Many advisors want to conduct quantitative analysis but most don't have the time. A new tool from Summit, N.J.-based Markov Processes International may help them perform more in-depth research on client portfolios and investment products.

As investment products become more complicated, portfolio managers and fund buyers are looking for better ways to understand what is happening under a fund’s surface, says Jeff Schwartz, president at MPI.

“Today’s advisors don’t have the time and money to look at the holdings of complex products down at the positions level,” says Schwartz. “A quantitative approach can give them strong insight into what is going on in these products, but it’s time consuming.”
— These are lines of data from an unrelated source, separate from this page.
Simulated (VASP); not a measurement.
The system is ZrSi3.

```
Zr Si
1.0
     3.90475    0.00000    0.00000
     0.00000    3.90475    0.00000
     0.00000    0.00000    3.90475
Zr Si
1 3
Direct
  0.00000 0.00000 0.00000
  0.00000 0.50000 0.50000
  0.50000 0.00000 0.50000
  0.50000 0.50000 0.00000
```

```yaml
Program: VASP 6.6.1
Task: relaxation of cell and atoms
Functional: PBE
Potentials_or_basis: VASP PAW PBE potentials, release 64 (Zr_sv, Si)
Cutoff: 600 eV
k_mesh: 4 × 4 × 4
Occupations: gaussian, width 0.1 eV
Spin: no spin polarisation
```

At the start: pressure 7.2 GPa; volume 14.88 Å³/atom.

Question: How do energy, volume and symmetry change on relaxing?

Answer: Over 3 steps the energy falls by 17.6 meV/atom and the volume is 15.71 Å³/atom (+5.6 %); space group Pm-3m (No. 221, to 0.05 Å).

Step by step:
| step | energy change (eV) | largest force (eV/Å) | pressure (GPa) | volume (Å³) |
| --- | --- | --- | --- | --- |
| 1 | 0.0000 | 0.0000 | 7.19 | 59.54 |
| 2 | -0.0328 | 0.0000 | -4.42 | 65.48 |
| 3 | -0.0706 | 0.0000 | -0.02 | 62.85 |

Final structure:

That increasing complexity is one reason MPI is updating its Stylus Pro software to make it easier for advisors and portfolio managers to perform a decomposition of returns analysis, a quantitative approach that attributes fund returns to different factor and style exposures.

The well-documented trend towards investing in passive indexes belies another trend that is at least as prevalent, says Schwartz. Namely, there are more difficult-to-understand alternative products; more products that apply shorting, leverage and derivatives; more products that use tactical shifts; more hedge-fund like equity mutual funds; and more target-risk and target-date products are increasing the complexity of investors’ options.

“Financial advisors can’t be full-time analysts, there’s just too much that they have to do,” says Schwartz. “We encounter the full spectrum of responses, there are firms who do all of the portfolio construction at the home office level because they don’t want the advisor doing that, other advisors could do it themselves but prefer to outsource.”

While many advisors are gravitating towards third-party managers and TAMPs to run their client portfolios, Schwartz says that others are trying to improve their capabilities and market their portfolio management offerings as a differentiator by using MPI’s Stylus software.

“We’ve seen that this kind of portfolio analysis is in demand across the board, no matter how the portfolio management is being delivered to the end client,” says Schwartz. “Advisors want their clients to be able to see a CFA-caliber deep-dive analysis of portfolios that they’re not going to get with a roboadvisor or most out-of-the-box solutions.”

Using quantitative analysis, fund buyers like advisors are evolving the way they evaluate managers, alternative investments and smart and strategic beta products, according to Schwartz.

The updates in the just-released Stylus Pro Version 11.3 introduce Stylus Workspace, a quantitative research framework that allows fund buyers to assess the value and risk exposures they receive from active managers, and to help them determine whether active products and alternatives can be replaced fully or in-part by rules-based factor products.